Committed

In A Note to the Reader at the beginning of Elizabeth Gilbert’s new book Committed, she lists twenty-seven women friends as the readers for whom she wrote this book – her follow on to the massively successful Eat Pray Love. It is a mark of the immediacy of her writing that I was disappointed not to see my name in that list and from here on in have come to think of myself as the twenty-eighth friend.

That said, Committed is no Eat Pray Love. For starters its title is not nearly as catchy. I would go so far as to say that the author has probably had some sort of subliminal effect on the English language with the catchy EPL – one can hardly say the word “Eat” now without the other two words following hot on its heels.

In fact I am somewhat bewildered as to why Committed was selected as the title of this book. Why not Marriage? The book is resolutely about marriage and barely scrapes the surface of all those other partnerships (increasingly popular in this day and age) that have not resulted in some sort of public, legal wedding event.  It is no spoiler to say that at the end of this book Elizabeth and Felipe do marry and succumb to the delights of a wedding ceremony to boot. It is such a pity that Gilbert  is unable to attend the festival, I would so have loved an opportunity to ask her more about the choice of title.

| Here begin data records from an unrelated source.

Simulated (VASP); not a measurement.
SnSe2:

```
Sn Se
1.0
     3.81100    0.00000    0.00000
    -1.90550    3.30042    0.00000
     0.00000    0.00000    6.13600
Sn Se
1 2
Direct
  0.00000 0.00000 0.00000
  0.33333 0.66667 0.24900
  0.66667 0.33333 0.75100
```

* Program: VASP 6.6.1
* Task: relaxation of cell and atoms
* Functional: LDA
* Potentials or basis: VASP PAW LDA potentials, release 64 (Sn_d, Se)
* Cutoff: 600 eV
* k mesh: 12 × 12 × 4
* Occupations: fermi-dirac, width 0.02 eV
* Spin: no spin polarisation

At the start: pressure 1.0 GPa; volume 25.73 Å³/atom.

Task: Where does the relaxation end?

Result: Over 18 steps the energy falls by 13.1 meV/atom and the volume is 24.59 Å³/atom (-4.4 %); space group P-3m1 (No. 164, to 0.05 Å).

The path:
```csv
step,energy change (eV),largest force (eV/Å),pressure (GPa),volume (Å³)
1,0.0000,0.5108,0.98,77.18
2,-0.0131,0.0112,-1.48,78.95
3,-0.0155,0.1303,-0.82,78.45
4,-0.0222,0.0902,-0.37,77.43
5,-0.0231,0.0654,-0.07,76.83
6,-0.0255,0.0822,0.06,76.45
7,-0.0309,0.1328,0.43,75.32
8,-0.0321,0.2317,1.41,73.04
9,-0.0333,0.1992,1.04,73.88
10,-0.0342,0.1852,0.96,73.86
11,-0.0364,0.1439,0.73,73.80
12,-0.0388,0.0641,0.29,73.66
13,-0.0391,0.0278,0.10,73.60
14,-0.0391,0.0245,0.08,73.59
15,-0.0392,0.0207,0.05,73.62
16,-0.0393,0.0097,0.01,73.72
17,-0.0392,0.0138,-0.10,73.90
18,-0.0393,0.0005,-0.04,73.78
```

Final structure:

What does the reader get from Committed? Well, for starters there is a really good expose of marriage from an economical, historical, social, familial and cultural perspective. It should be compulsory reading for every thinking couple. In addition you get to follow the love story of Elizabeth and Felipe through the months leading up to their marriage. But wait, there’s more – because much of the book is set in South East Asia so all those lovers of Gilbert’s travel writing will have a little something to look forward to (although after reading Committed, I am in no hurry to visit Cambodia) and it is all presented in Gilbert’s inimitable style – informative, open, chatty and at times directly engaging.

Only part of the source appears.